However, the operational process has also exposed local inadequacies, namely the imbalance of redundant and missing cadres among different localities and units. Confronted with this reality, the province has proactively deployed, rotated, and rearranged the cadre team to overcome human resource imbalances and step-by-step upgrade operational efficiency.
The entire province currently has 45 commune-level administrative units, including 3 wards and 42 communes, with more than 23,400 cadres, civil servants, and public employees. At the provincial level, specialized agencies were downscaled from 19 to 14, representing a 26.3% reduction, while dozens of departments, boards, and public career units were also restructured. At the commune level, 100% of localities have fully established specialized organs and Public Administration Service Centers, ensuring smooth operations under the new model.
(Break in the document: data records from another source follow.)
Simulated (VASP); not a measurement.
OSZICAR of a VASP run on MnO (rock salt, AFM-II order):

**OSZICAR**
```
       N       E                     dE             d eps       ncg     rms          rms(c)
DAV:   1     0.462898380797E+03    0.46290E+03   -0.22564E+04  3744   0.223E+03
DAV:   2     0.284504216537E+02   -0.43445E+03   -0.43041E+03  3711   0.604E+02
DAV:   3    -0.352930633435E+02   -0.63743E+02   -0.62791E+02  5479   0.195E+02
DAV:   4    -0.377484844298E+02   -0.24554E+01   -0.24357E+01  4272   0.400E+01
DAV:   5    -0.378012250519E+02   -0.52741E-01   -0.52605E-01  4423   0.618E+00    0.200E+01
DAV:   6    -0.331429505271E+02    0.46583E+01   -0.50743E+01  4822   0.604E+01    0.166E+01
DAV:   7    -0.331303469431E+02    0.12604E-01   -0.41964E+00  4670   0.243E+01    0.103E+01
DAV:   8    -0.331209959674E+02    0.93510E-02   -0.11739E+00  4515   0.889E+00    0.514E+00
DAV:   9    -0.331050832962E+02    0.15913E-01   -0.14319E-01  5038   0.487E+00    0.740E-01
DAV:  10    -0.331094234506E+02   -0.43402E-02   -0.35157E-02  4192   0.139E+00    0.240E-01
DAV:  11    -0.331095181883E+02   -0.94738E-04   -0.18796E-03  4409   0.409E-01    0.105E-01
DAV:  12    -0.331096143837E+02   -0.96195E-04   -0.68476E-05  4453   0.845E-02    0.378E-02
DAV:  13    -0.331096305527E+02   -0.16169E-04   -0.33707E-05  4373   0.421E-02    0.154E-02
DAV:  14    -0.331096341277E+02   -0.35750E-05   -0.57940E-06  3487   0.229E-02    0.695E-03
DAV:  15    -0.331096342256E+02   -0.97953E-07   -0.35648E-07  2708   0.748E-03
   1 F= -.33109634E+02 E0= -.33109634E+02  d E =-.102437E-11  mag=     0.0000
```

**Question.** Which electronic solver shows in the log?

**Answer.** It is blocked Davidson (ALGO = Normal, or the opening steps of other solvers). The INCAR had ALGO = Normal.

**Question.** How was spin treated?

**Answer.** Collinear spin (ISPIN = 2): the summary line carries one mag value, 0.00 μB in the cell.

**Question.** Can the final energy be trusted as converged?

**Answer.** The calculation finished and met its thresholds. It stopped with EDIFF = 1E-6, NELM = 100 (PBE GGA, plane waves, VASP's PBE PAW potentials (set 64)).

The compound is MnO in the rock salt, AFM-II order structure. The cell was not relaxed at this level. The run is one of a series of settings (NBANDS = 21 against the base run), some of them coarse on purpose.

However, the structural rearrangement has also resulted in an imbalance in human resources. While some central wards and communes experience a surplus of cadres post-merger, many deep, remote, and border communes suffer from a shortage of specialized personnel, particularly in the fields of justice, finance-accounting, and socio-cultural affairs.
This human resource disparity leads to resource waste in redundant localities while directly undermining the quality of task execution in understaffed areas. Certain communes face hardships in resolving administrative procedures and deploying specialized tasks, especially as workloads intensify following accelerated decentralization and empowerment to the grassroots-level. Recognizing these field realities, Điện Biên province directed functional agencies to conduct a comprehensive review of the civil servant and cadre team based on job positions, professional capacity, and task requirements across each area. Consequently, functional bodies formulated plans to deploy, rotate, and reallocate personnel from surplus locations to deficit areas, ensuring alignment with professional expertise and practical demands.
The policy was swiftly materialized through deployment drives conducted in May 2026. In Mường Thanh ward, four cadres were transferred to work in Pu Nhi and Thanh An communes. Simultaneously, Điện Biên Phủ ward also deployed numerous civil servants from the Fatherland Front block and socio-political organizations to take up duties in understaffed localities.
Personnel rearrangement is also being actively executed internally within each locality. For instance, Mường Chà commune redeployed nine cadres and civil servants between the government block, the party block, and socio-political organizations, supplemented personnel for the Commune General Service Center, and rotated several cadres to other understaffed communes.
Nguyễn Hữu Đại, Chairman of the Mường Chà commune People’s Committee, noted: “The adjustments are executed under the principles of publicity and transparency, based on job positions and the practical capacity of cadres, aiming to maximize individual strengths while ensuring the overall balance of the apparatus.”
The results after one year of operating the two-tier local government model demonstrate that the arrangement and allocation of cadres have been drastically executed. The Organizing Board of the provincial Party Committee issued deployment decisions for 1,428 cadres, civil servants, and public employees, while the Department of Home Affairs decided on the deployment of 2,038 cadres and civil servants, alongside transferring 14,273 public employees and workers to the 45 commune-level administrative units.
To date, communes and wards basically guarantee the number of cadres and civil servants according to the temporary quotas prescribed in the guidelines and directives of the Government and the province. Specifically, the total number of cadres and civil servants in the communal government block stands at 1,593 people out of a quota of 1,535, representing a surplus of 58 individuals, while the Party block records 1,247 people out of a quota of 1,193, representing a surplus of 54 individuals. The remaining redundant personnel will continue to undergo downsizing according to a designated roadmap leading up to 2030.
Reality demonstrates that these deployments and rotations have contributed to overcoming cadre shortages in many localities, timely supplementing human resources for specialized fields, upgrading work resolution quality, and easing pressure on the grassroots-level cadre team. The personnel restructuring also minimizes surpluses in central wards, creating conditions for cadres to train and accumulate practical experience within new working environments. These initial results reflect the province’s firm determination to elevate the operational validity and efficiency of the two-tier local government model. Through a proactive, flexible, and methodical approach, the local problem of redundant and missing cadres is being step-by-step resolved, contributing to ensuring that the grassroots-level apparatus operates smoothly to meet development and public service demands.